Solving an inequality $\frac{3}{x-1}\lt -\frac 2x$

Question

I've picked up my old book on Calculus, and going through the introductory examples of the preliminaries, I fail to see my mistake for the following exercise:

Solve the inequality $\frac 3{x-1} < -\frac2x$

In the walkthrough solution in the book, there's a note that we would like to multiply by $x(x-1)$ to clear the fractions in the inequality, but that would require us to consider three cases separately, so instead they transpose and combine the two fractions into a single one:

$$ \frac3{x-1}<-\frac2x\\ \frac3{x-1}+\frac2x<0\\ \frac{5x-2}{x(x-1)}<0 $$

Then goes on to solve the inequality based on the fact that they look for when the numerator and denominator have opposite signs. That is:

CASE I

$5x-2>0$ and $x(x-1)<0$ which gives the interval $\left(\frac25,1\right)$.

CASE II

$5x-2<0$ and $x(x-1) >0$ which gives the interval $(-\infty, 0)$

The solution set is then the union of the two intervals: $$(-\infty,0)\cup\left(\frac25,1\right)$$

Question

I first made an attempt solving this without looking at the walkthrough, and multiplied by $x$ (considering two cases, one for $x<0$ and the other for $x>0$) followed by adding $2$:

CASE I $x<0$

$$ \frac3{x-1}<-\frac2x\\ \frac{3x}{x-1}+2>0\\ 5x-2>0\\ x>\frac25 $$

Not a solution as there is no interval for $x>\frac25$ when $x<0$

CASE I $x>0$

$$ \frac3{x-1}<-\frac2x\\ \frac{3x}{x-1}+2<0\\ 5x-2<0\\ x<\frac25 $$

Gives the interval $(0,\frac25)$.

Well, it is clear I've done something wrong here, but I fail to understand what it is.
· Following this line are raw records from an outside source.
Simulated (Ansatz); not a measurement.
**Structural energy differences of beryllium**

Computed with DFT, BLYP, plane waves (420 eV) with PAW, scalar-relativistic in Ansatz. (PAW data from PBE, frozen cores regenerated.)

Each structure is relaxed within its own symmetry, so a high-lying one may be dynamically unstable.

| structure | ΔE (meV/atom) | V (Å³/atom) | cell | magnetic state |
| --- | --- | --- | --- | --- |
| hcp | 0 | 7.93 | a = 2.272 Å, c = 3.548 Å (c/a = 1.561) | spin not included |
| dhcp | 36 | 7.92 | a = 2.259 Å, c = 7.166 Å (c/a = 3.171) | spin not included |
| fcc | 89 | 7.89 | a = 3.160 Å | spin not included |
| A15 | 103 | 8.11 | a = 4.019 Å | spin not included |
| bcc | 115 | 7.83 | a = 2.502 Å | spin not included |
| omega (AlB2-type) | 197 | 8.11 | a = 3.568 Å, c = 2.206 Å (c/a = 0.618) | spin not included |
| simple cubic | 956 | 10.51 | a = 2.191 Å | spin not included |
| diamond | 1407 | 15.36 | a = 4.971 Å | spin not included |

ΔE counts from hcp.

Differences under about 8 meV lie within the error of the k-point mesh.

I (thought I) was using the rules $$ a < b \,\text{and}\, c > 0 \;\rightarrow\; ac < bc\\ a < b \,\text{and}\, c < 0 \;\rightarrow\; ac > bc $$

Answer 1

If $x\lt 0$, then we have $x-1\lt -1\lt 0$.

So, multiplying the both sides of $$\frac{3x}{x-1}+2\gt 0$$ by $x-1\lt 0$ gives $$3x+2(x-1)\color{red}{\lt }0.$$

If $x\gt 0$, then we have $x-1\gt -1$. So, note that the sign of $x-1$ is not determined.

Answer 2

$$\frac{5x-2}{x(x-1)}<0 \Leftrightarrow (5x-2)x(x-1)<0$$ Let $f(x)=(5x-2)x(x-1)$

$$f(x)<0 \Leftrightarrow x \in (-\infty;0) \cup (\frac25;1)$$

Answer 3

In your solution, from the step $ \frac{3x}{x-1} + 2 < 0 $ to $ 5x-2<0 $, you missed the denominator.

Hence, the real inequality for that case is $$\frac{5x-2}{x-1} < 0$$ which is the same as in their solution.

Answer 4

By direct case analysis,

$$\frac3{x-1}<-\frac2x$$

• for $x<0$, the inequality is obviously true ($-<+$).

• for $1<x$, the inequality is obviously false ($+\not \lt-$).

• for $0<x<1$, you can multiply by $-(x-1)x$, yielding $-3x<2(x-1)$ or $5x>2$.

Hence

$$(-\infty,0)\cup\left(\frac25,1\right).$$

I guess that this is a more economical solution.